From Protests to Street Art

From Protests to Street Art

Aminah W. Chaudhry 

Wherever there is brutality, there is resistance and wherever there is resistance there is art. Art has always been a strong expression by human beings, and I believe the world has always seen great events covered by art itself, whether it is in the form of songs of resistance, theater, poetry, or from digital paintings to public art and of course, murals like the one you can see above by Jorit, a street artist in southern Italy who is posing in front of a mural he painted of George Floyd with honoring him by putting him in the center of the world’s greatest leaders Lenin, Martin Luther King, Malcom X and Angela Davis.

George Floyd was a 46 years old black American who was killed on May 25 by police and law enforcement personnel. Floyd’s murder triggered the entire world and made them stand up to show global solidarity against racism and injustice. 

From Protests to Street Art

With everything that is happening with their nation, Aziz Asmar and Anis Hamdoun, the two Syrian artists are painting this mural for George Floyd and showing their support for #BlackLivesMatter, in a place that seems completely bombarded.

From Protests to Street Art In America, protestors came out in large numbers both blacks and whites standing together in rage against the misuse of power. Their protests shook not only the walls of the white house in Washington DC but the entire world. 

From Protests to Street Art

The way artists chose to stand with them was not only by holding placards and slogans of BLM but by producing art in different forms that could scream for them louder than their worlds. In the picture below an artist carries his painting in the protest for Floyd in New York.

Banners of George Floyd’s last words are all over the streets and even circulating on social media, In Berlin, this mural shows his last words along with Floyd, an amazing artwork by Jesus Cruz Artiles, a Dominican graffiti artist. 

From the walls of Belin, to this picture taken in a refugee camp in Gaza, we see a Palestinian digital artist Munes al-Salih who is drawing a portrait of George Floyd. 

On the very spot where Floyd took his last breath before being killed in the police custody, this Mural stand 20 feet wide and 6.5 tall in the face of the brutality committed by the Minneapolis Police Department. In less than a day a group of artists Adex Herrera, Greta McLain, and Xena Goldman gathered to create this artwork which becomes a place where the entire city came together and mourned over the injustice that took place. This artwork shows a sunflower surrounding Floyd, with the names of other black Americans like him who died for being black in a white supremacist country. The fists of protesters representing the idea of revolt against racism with George Floyd’s name and words “I Can’t Breathe Now.”

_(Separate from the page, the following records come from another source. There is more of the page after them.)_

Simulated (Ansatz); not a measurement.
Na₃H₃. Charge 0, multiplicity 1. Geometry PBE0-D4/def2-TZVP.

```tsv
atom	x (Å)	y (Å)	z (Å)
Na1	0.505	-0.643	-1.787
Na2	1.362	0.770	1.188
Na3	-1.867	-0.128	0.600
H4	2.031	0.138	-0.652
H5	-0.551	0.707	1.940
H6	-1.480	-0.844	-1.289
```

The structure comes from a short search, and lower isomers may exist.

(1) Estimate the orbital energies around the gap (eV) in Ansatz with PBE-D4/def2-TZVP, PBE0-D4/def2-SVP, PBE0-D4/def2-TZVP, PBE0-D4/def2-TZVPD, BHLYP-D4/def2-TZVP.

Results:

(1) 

On the day of Floyd’s memorial, the background image for it was also based on the same artwork, taken to the national TV for the world to see.

Where the world paid a tribute to George Floyd and stood for BLM, the last image is of the artwork by a Pakistani painter, Kamal Hayat based in Lahore, who aswell through his fascinating expression of art paid a homage to Floyd.

In Pakistan, there are many brilliant artists who have been presenting their art in the form of many mediums, where a progressive poet like Faiz Ahmed Faiz wrote his revolutionary poetry “Hum Dekhein Gy” (We will witness), Iqbal Bano decided to sing it as a song openly resisting the poet’s arrest for raising his voice against the oppression under General Zia ul Haq’s regime. With an audience of more than 50,000 people, Iqbal Bano stepped up on the stage wearing a black sari to even oppose the dictator’s ban on sari. After her moving performance and Faiz’s strong words, people towards the end chanted slogans of “Inquilab Zindabad” – “Long Live Revolution!” To this day, Faiz’s poetry is read and sung in protests against the state oppression. Likewise, many other forms of art are produced and performed along with protests and resistance. Many innocent lives like George Floyd are lost here by the state brutality and many here refuse to stay silent on that, hoping for days when there will be no more George Floyds lost anywhere in the world.